MSNBC And NowThis News Team Up For New Series, “15 Seconds To Truth”

Get ready for 15-second news segments on MSNBC.

Following an announcement in January that NBCUniversal News Group had made a strategic investment in mobile news startup NowThis News, the companies are announcing their first collaboration on regular programming, with a show called “15 Seconds to Truth.” As you can probably guess, each segment will be 15 seconds long (a format that NowThis News pretty much pioneered), and they’ll each focus on one of the main news stories of the day.

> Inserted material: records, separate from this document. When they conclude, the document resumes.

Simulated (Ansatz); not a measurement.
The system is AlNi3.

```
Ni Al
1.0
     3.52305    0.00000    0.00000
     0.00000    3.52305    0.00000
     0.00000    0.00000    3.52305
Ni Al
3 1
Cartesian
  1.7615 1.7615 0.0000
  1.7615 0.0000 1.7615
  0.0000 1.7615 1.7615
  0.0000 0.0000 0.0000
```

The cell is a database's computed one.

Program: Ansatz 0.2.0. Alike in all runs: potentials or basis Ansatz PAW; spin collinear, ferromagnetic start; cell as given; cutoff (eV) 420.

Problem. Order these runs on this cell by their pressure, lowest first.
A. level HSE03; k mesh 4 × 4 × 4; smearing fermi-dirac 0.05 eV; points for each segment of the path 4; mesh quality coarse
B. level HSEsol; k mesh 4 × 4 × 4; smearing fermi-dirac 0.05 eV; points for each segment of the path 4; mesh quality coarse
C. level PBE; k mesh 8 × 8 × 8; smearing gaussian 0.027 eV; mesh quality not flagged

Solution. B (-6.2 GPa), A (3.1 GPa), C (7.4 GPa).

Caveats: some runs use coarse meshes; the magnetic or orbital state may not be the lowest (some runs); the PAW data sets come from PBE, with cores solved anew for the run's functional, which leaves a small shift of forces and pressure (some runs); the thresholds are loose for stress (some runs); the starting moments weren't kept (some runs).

NBCUniversal News Group says the segments will air on MSNBC during the transition into and out of commercial breaks, and they’ll also be posted on Facebook and Twitter. In terms of actually creating the videos, it sounds like NowThis News will be taking the lead, but NBCUniversal News Group says it’s involved, too. The companies worked together to develop the idea, and the news group has team members working out of the NowThis News office every day.

“By bringing content custom made for Twitter and Facebook to television, and not the other way around, MSNBC is embracing the possibilities of cross-platform news delivery in innovative new ways,” said NowThis News President Sean Mills in the show’s press release.

The startup focuses on short news segments and says it produces 50 of them a day from studios in New York and Washington, D.C. It was founded by Kenneth Lerer (Huffington Post co-founder and manager at Lerer Ventures) and former Huffington Post CEO Eric Hippeau.

The first “15 Seconds To Truth” segment is scheduled to go live at 2pm Eastern today. I’ll update this post with a link once it’s available.